To be sure, Detroit is not for everyone. If you're looking to launch your business in a pristine city, where the government can provide cushy resources, it's not the place for you. But, there are many good reasons for entrepreneurs to stay in or move to the Motor City. Here are a few:
It’s cheap. For now. “The burn rate in Michigan is a fraction of what it is in Boston, New York, Silicon Valley, Chicago and frankly many other locations,” says Mike Finney, the president and chief executive of the Michigan Economic Development Corporation, a public-private partnership advocating for business in the state.
And it may not be this cheap forever. “This is a ground-floor opportunity for individuals who want to live, work and play, and find opportunities to do it at a cost that you will probably never see again,” says Finney. The population exodus that Detroit has suffered means a lot of office space was left vacant, and empty buildings are being rehabilitated into working space, says Finney.

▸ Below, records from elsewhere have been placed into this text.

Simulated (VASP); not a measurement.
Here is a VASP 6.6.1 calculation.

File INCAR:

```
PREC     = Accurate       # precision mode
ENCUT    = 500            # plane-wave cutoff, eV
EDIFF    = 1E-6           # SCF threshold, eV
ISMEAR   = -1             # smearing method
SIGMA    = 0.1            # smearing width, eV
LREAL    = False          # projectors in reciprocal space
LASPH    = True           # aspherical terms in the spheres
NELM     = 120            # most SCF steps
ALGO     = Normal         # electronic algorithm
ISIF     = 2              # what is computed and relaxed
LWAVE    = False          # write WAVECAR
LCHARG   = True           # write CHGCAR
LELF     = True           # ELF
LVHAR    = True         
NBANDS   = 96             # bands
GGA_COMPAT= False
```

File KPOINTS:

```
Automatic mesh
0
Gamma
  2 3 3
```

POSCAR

For example, Dan Gilbert, the chairman and founder of Quicken Loans Inc. and majority owner of the NBA’s Cleveland Cavaliers, has bought more than 30 buildings in downtown Detroit. “Those buildings are all being rehabbed and occupied by businesses at a rate that is just staggering,” says Finney.
Detroit’s airwaves aren’t glutted. “You don’t have the media outlets getting pitched every minute of every day by new startup ideas and new startups to cover,” says Cohen. “It’s a nice platform to get national press.” There’s also plenty of local press, including the Detroit News and Crain’s Detroit Business.
There is a growing sense of new, young energy with a frontier spirit. For the first time in more than three decades, young people are staying in Michigan. “Young people left forever, and now they are staying,” says Cohen.
When Cohen moved into an apartment in downtown Detroit in Feb. 2011, he had the upper hand in negotiating his rent. Now, he says, there are waiting lists at downtown apartment buildings. That's partly due to limited supply. People haven’t historically wanted to live in downtown Detroit. Lately, innovative companies are increasingly interested in investing in the city center over the suburbs, and they are attracting the younger set.
Michigan has always been a manufacturing hub. “Michigan does have a tremendous legacy of entrepreneurial activity,” says Finney, ticking off icons Henry Ford, W.K. Kellogg and Charles Stewart Mott.
The state has a history of, and infrastructure for, making things, says Rick DeVos, CEO of Grand Rapids, Mich.-based Start Garden, a seed fund that distributes $5,000 loans to startups. "The whole state is rediscovering its entrepreneurial muscles," says DeVos. "A hundred years ago, Detroit was the Silicon Valley of the world."
The startup community is relatively small. The number of startups in Detroit is small compared to cities like New York or San Francisco. That means less competition. “You have the ear of first customers potentially,” says Cohen.
You can play a role in the comeback story. Entrepreneurs go out on their own because they want to make a difference. In Detroit's less crowded startup ecosystem, you have an opportunity to make a difference. “You build a successful tech company, and you are bringing back a region,” says Cohen. “It’s a startup community on the rise. You are basically going to be riding a wave of growth.”